Periodic Table |
The Emergence of Organic Chemistry
Congeneric arrays sets of chemical species with linear structure and reactivity behaviour traits can react with each other to produce new arrays which are NOT congeneric.
A Bit of Personal History:
"In January 2000, I was in my office playing with the congeneric array interactions discussed over the previous few pages. I was using a graphics app to cut-n-paste the various species, when I built the following [4 x1] x [4x1] array interaction: [alkyl substituted carbenium ions] x [methyl anion to fluoride ion] [ H3C+ CH3CH2+ (CH3)2CH+ (CH3)3C+ ] x [ H3C– H2N– HO– F– ] "I started to write how this was yet another congeneric planar with regularly changing properties of bond length (true), % ionic bond character (true) and reaction chemistry behaviour... when I suddenly realised that this was not the case at all. "The 16 species simply do NOT represent a 4x4 congeneric planar. Instead, some of the most common and distinct functional groups of organic chemistry emerged: alkanes; amines; methanol, 1°, 2° & 3° alcohols and 1°, 2° & 3° alkyl halides!

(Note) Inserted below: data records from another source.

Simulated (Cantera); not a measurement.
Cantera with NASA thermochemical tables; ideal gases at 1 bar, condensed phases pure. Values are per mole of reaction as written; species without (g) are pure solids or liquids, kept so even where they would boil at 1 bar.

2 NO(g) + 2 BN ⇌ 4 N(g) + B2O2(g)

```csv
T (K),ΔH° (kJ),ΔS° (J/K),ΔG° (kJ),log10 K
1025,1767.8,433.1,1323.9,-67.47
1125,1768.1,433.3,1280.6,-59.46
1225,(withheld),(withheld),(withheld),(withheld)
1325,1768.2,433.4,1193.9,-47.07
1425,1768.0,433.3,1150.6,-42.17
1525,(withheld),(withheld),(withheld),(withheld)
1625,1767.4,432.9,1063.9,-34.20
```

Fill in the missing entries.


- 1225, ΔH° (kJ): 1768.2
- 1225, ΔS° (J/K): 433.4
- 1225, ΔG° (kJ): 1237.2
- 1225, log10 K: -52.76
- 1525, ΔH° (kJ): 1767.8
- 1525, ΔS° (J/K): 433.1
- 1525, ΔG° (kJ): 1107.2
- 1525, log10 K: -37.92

"While there are vertical (column) trends within each functional group type (as drawn) – the alcohols for example – the 16 species are simply NOT congeneric horizontally. "I spent several minutes just staring at the screen in amazement. "Over the previous few busy & creative weeks I had travelled from the main group elemental hydrides and the five hydrogen probe experiments to congeneric array interactions, where I had found – amongst other things – a congeneric volume consisting of 80 species. But when extending this congeneric array interaction logic to the one discussed here, the complexity and richness of organic chemistry had simply emerged before my eyes!" Mark Leach |
Explanation(s)
The products of the [carbenium ion] x [period 2 Lewis base hydride anion] interaction are: alkanes, amines, alcohols & alkyl fluorides. The formation of these chemically distinct species types marks the place in reaction chemistry space where organic chemistry breaks away from main group chemistry and assumes its own, distinct identity. The reasons why this particular planar bifurcates – forks – are three fold (at least):
Firstly:
The alkanes are not isoelectronic with respect to the corresponding amines and alcohols because the alkanes do not possess a functional group with a lone pair of electrons. The two relevant [4 x 1] congeneric series of Lewis bases run:
H3C– H2N– HO– F– CH4 H3N: H2O: HF: Ne:
Note that there is an elemental frame shift between the two congeneric series, one runs C to F & the other N: to Ne:.
- Whereas carbanions are congeneric with respect to nitranions [amide ions].
- Alkanes are not congeneric with respect to amines.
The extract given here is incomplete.